January25
So tonight I write about breathing… about focus… about purposefully spending time with God. Tonight I take time for myself in my own little retreat away from everyone (except the cats who insist on keeping me company).
Thursday nights is our small group meeting at Vineyard – tonight we watched a video with Rob Bell (by NOOMA.com) called Breathe. In it he talks about our breathing and asks a ton of questions like – How many of us really think about our breathing? Have we ever considered that our breathe is also the spirit of God? Is God’s name really pronounceable? – it wasn’t it Hebrew.
The one thing he said that really struck me was that he talked about how we get so busy that we stop seeing the burning bushes and we stop breathing in God and breathing out the stuff that God wants us to let go of. That life just passes us by.

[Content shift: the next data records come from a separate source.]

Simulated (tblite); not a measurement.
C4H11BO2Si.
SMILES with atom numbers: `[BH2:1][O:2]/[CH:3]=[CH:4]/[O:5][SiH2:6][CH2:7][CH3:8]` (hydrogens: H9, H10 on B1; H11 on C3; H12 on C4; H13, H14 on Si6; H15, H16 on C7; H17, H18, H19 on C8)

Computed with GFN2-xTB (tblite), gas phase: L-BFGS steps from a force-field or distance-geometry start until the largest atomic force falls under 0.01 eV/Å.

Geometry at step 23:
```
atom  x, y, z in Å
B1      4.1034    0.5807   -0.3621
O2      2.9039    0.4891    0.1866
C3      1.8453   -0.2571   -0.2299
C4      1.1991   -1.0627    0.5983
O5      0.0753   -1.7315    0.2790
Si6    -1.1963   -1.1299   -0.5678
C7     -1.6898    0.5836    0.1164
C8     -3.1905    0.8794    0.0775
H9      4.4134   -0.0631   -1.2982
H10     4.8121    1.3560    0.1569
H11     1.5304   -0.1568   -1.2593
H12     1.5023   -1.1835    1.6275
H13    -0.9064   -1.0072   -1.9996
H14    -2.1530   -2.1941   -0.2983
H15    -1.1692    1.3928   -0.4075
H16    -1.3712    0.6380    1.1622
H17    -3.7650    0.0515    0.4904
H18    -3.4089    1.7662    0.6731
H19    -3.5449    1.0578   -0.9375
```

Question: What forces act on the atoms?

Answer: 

Today I felt like that. And the past several days, I’ve felt like that….kind of disconnected from life, going through the motions, surviving, being responsible, being the good wife, daughter-in-law, boss, friend, business owner… I feel so tired. It’s been more than a week now that I’ve had a true day to myself – to reflect, to seek, to breathe in God. I’ve been coming and going here and there. I’ve been planning, meeting, running and not taking any time to just sit and breathe. And yes, I feel that I have a blessed life and am extremely grateful – I also believe that I have stopped taking time to enjoy the life that God has given me because I have gotten so busy.
Last Friday Andy and I had friends from church over for dinner. It was a great time of food and fellowship. After dinner we went outside to spend time with the horses and I noticed that Astar was acting very strange — he’s usually wanting to to be the center of attention and this time he was kind of off in his own world. I commented to Andy and my friends that Astar was acting funny – so I’d keep an eye on him…. he’s been kind of that way all week with me even though I caught him up and worked with him on Monday.
Today, I went to meet the vet where Irish is currently living (our newest addition to the herd) and as I was spending time with him, grooming him and talking to him, I felt the same distance. As I looked at Irish, I realized – it’s not the horses (not Astar or Irish), it’s me! I’m the one that’s been distant and aloof! I’m the one that hasn’t been quite right and the horses have sensed it.
The other thing I noticed as I thought back on today after listening to the video – was that I let precious moments slip by me – I could not clear my head of everything long enough to give Irish the time he deserved this morning because all I could think about was everything else I had on my plate during the rest of my day…. I’m sorry Irish. Even during my client meetings, I found my mind drifting off to other things I have going on — how can we get roofing material…I wonder if they know someone who does scrap metal…wow, it’s gloomy outside. During small group, I was thinking about Wings of Dreams and their invitation – roofing material again – how to securely strap a tarp on the roof for now – what does God want me to breathe OUT….hmmm…LOL?
When Rob Bell was talking about breathing and how we don’t really think about it – that it’s not a focused thing we do, my thoughts drifted to Pilates. It’s the one time in my week that I get to stop everything I am doing, turn off my cell phone, and I have to focus on my breathing…it’s actually rather relaxing though it’s also a workout. I feel so much more focused after I leave – I’m ready to conquer the rest of my day.
So it makes me wonder – if I applied my focused breathing exercised to more days in my week, perhaps I could focus more and feel less overwhelmed. Perhaps I could feel that peaceful presence that I feel after an hour of focused exercise and breathing…the peaceful presence of God wrapping His arms around me in a comforting embrace that lets me know I can handle anything that comes my way – that He will provide all of the time I need to get everything completed that I need to get completed.
I pray that God gives me the focus and peace, to stop and smell the roses – to relax long enough to spend time with my horses, friends, husband and most importantly Him. I also pray that if you (who are reading this) are like me and find yourselves without focus and feeling overwhelmed that you will stop, close your eyes, just breathe and ask Him to fill you with His breathe!